I’ve previously shown that the SAMD21 is slower than the ATMega328P when accessing GPIO ports, however it does have a major advantage performing arithmetic. There’s quite an advantage to a 32-bit processor over an 8-bit processor.
I was also interested in seeing the performance impact of using floating point, which is done in software on both of these microcontrollers. Integer division is also slow because it, too, is done in software.

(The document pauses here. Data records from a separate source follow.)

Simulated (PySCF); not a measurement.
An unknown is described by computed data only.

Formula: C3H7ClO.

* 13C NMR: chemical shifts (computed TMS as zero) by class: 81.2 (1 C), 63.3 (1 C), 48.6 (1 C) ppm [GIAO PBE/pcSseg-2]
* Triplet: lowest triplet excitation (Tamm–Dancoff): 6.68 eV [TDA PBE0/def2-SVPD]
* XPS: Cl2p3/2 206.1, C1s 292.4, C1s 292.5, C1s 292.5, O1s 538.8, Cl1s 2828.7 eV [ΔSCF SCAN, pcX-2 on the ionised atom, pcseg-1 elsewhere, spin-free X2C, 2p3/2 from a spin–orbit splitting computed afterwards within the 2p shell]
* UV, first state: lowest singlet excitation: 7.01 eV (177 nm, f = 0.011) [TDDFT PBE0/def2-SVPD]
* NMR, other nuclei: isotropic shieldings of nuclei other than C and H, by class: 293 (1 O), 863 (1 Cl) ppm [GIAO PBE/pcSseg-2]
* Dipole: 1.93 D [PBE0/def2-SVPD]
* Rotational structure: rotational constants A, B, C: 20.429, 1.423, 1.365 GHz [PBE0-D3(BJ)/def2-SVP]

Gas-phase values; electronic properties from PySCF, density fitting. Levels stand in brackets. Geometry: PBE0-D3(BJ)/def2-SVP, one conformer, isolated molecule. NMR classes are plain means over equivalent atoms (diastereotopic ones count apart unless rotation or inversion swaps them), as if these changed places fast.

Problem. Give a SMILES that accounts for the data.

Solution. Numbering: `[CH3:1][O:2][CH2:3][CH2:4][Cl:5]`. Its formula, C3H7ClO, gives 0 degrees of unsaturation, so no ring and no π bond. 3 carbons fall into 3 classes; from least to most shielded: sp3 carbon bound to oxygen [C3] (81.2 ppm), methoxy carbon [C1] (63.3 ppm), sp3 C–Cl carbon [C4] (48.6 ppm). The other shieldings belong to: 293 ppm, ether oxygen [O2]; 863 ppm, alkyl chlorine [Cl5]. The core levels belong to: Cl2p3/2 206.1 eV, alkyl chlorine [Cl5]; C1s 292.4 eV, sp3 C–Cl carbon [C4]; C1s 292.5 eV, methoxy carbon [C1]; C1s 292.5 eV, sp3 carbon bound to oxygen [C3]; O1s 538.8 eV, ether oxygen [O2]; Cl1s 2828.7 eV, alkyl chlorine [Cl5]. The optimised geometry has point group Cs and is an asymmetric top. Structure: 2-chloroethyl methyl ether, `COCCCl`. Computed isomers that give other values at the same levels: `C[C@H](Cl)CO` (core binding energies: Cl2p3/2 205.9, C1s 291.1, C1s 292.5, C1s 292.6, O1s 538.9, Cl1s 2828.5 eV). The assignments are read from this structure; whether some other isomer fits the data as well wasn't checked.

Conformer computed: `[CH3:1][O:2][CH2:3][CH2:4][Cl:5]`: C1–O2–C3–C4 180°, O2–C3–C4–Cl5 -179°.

First I looked at celsius to Fahrenheit conversion. We will be storing the temperatures in 16 bit integers in tenths of degrees:
volatile int16_t celsius = 370; volatile int16_t fahrenheit = 0;
The variables are declared volatile to prevent the calculations from being optimized out. We will be converting normal body temperature, 37ºC to, hopefully, 98.6ºF. The statement to do the conversion using integers is:
fahrenheit = celsius*9/5 + 320;
To be “fair”, since the SAMD21 does 32-bit arithmetic, we will also try this statement that forces 32-bit calculations in the ATMega328P:
fahrenheit = celsius*9L/5 + 320;
To do the calculation using floating point (32-bit float data type) we will use the following statement. Note that it has to convert celsius to a floating point value and then convert the result back to integer:
fahrenheit = int16_t(celsius*1.8f + 320.0f);
Executing on an Arduino Uno (ATmega328P) and on an Arduino Nano 33 IoT (SAMD21) we get the following times:
| Calculation | Uno | Nano 33 IoT |
| Integer | 14.8µs | 2.8µs |
| 32-bit Integer | 40.8µs | 2.8µs |
| 32-bit Float | 24.8µs | 9.4µs |
We see that the SAMD21 is about 5.3 times faster than the ATMega328P for the integer calculation. The penalty for floating point is 3.4x and 1.7x respectively, so floating point is more costly in the SAMD21. Notice that double precision floating point is available for the SAMD21 but isn’t used here (I hope!). The big surprise is the major hit in execution time on the Uno if 32-bit integer arithmetic is forced. Floating point ends up being faster!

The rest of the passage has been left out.